Structured Linear CDEs: Maximally Expressive and Parallel-in-Time Sequence Models
This work addresses the need for efficient parallel-in-time sequence models in machine learning, offering a unifying framework that improves computational speed without sacrificing expressivity.
The authors tackled the problem of designing efficient yet maximally expressive sequence models by introducing Structured Linear Controlled Differential Equations (SLiCEs), which achieve state-of-the-art length generalization on regular language tasks and match performance on six multivariate time-series classification datasets while reducing training time by a factor of twenty.

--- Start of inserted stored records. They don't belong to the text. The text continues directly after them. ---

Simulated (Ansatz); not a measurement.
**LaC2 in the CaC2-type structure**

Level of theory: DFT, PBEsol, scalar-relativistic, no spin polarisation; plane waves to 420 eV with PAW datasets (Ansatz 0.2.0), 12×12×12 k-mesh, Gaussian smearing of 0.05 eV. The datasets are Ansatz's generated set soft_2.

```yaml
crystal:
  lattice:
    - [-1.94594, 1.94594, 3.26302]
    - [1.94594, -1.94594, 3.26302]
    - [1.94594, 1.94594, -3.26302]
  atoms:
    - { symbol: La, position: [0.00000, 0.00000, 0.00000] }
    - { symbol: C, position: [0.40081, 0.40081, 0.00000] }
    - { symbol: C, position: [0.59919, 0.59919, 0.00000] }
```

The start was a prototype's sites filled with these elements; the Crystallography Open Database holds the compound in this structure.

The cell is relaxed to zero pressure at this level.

This work introduces Structured Linear Controlled Differential Equations (SLiCEs), a unifying framework for sequence models with structured, input-dependent state-transition matrices that retain the maximal expressivity of dense matrices whilst being cheaper to compute. The framework encompasses existing architectures, such as input-dependent block-diagonal linear recurrent neural networks and DeltaNet's diagonal-plus-low-rank structure, as well as two novel variants based on sparsity and the Walsh-Hadamard transform. We prove that, unlike the diagonal state-transition matrices of S4D and Mamba, SLiCEs employing block-diagonal, sparse, or Walsh-Hadamard matrices match the maximal expressivity of dense matrices. Empirically, SLiCEs solve the $A_5$ state-tracking benchmark with a single layer, achieve best-in-class length generalisation on regular language tasks among parallel-in-time models, and match the performance of log neural controlled differential equations on six multivariate time-series classification datasets while cutting the average time per training step by a factor of twenty.